Where do all our tax dollars go? According to a new study by the Tax Foundation, many of them flow from richer states to poorer ones, and from the Northeast and the West Coast to the interior. As a result, Republican-leaning states overwhelmingly gain revenue from high taxes, whereas Democratic-leaning states tend to lose money. A raft of what might be called "Republican welfare states"—twenty-four in all—receive more per capita from Washington than their citizens render in taxes, yet nevertheless voted for the tax-slashing George W. Bush in 2000.
— "Federal Tax Burdens and Expenditures by State," the Tax Foundation
Should a vote in Los Angeles count more than a vote in Montana? That's one question raised by an analysis of Census Bureau data conducted by researchers at the Center for Immigration Studies, which finds that nine congressional seats would have been allotted to different states in 2000 had noncitizens (including illegal aliens) been excluded from the counts Congress uses to allocate seats. For example, according to the CIS, California, home to 5.4 million noncitizens, would have six fewer representatives if citizens alone had been counted when the 435 seats in the House were divvied up. The practice of counting noncitizens when making apportionment decisions doesn't just tend to exaggerate the political influence of states with high immigrant populations; it also has a striking effect on the clout of individual voters. Consider California's Thirty-first District, in Los Angeles, where 43 percent of the residents are noncitizens and cannot vote. Because each House district is required to have an equal number of residents, rather than citizens, far fewer votes are required to win an election there—34,000 in 2002, compared with an average of nearly 100,000 in the districts of the four states that lost a seat in the 2000 reapportionment.

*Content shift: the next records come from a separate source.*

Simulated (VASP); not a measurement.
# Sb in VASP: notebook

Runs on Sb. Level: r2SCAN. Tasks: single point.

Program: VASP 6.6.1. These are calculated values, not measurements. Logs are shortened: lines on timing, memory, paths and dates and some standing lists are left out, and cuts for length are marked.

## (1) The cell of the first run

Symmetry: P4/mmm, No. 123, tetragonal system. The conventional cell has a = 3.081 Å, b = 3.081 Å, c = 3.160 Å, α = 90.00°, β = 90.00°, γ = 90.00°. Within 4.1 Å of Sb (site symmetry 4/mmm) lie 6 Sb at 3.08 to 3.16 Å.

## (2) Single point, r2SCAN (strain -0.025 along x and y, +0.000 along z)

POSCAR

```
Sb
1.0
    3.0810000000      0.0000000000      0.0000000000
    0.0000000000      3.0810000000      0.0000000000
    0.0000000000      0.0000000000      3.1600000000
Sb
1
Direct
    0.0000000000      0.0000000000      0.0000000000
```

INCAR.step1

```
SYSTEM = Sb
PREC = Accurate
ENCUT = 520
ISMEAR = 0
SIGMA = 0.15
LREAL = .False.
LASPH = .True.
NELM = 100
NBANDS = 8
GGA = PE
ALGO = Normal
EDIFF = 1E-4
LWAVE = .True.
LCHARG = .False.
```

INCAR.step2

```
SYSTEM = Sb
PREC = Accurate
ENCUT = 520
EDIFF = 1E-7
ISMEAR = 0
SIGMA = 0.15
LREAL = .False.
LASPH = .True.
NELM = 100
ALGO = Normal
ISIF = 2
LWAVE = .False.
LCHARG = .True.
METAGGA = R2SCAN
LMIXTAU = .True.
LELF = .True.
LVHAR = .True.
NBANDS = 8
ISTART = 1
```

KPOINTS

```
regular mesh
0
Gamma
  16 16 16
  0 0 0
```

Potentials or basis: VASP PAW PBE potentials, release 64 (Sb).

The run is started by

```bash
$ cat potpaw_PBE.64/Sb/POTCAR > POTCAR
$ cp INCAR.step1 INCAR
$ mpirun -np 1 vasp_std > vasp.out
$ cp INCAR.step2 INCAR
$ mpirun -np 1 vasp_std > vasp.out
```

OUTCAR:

—"Remaking the Political Landscape," Center for Immigration Studies
A report blaming far-right groups for European anti-Semitism would most likely be met with a collective yawn, and perhaps that's the conclusion the European Union expected when it commissioned a study on the subject following an upsurge in anti-Jewish activity in early 2002. What the EU got instead was a stinging document implicating European Muslims and, more controversial still, the European left—a conclusion deemed so incendiary that the report was ordered shelved by the EU in February of last year, and has only recently been leaked to the press. In findings covering the first half of 2002 the authors argue that the confluence of the Palestinian intifada and the passionate debates over 9/11 led to a spike in public expressions of anti-Semitism, and also in violence against Jews and Jewish property. The report goes on to point out that although this violence—physical attacks, the desecration of synagogues—was primarily the work of young Muslim men, anti-Semitic rhetoric was increasingly heard from the far left, where vicious attacks on Israel and the United States often relied on traditional anti-Semitic stereotypes. The report singles out pro-Palestinian demonstrations at which Arab-Muslim and leftist groups stood shoulder to shoulder, and anti-Semitic slogans and placards were prominent. It suggests that among many European leftists, legitimate opposition to Israeli and American policies has metamorphosed into a belief in that hoariest of anti-Semitic clichés, a "Jewish world conspiracy" that is pulling the levers of power around the globe. A leaflet from a German anti-globalization organization neatly captures the idea: drawn in the style of Nazi propaganda, it depicts Uncle Sam with a "Jewish" hooked nose, dangling the world from his finger.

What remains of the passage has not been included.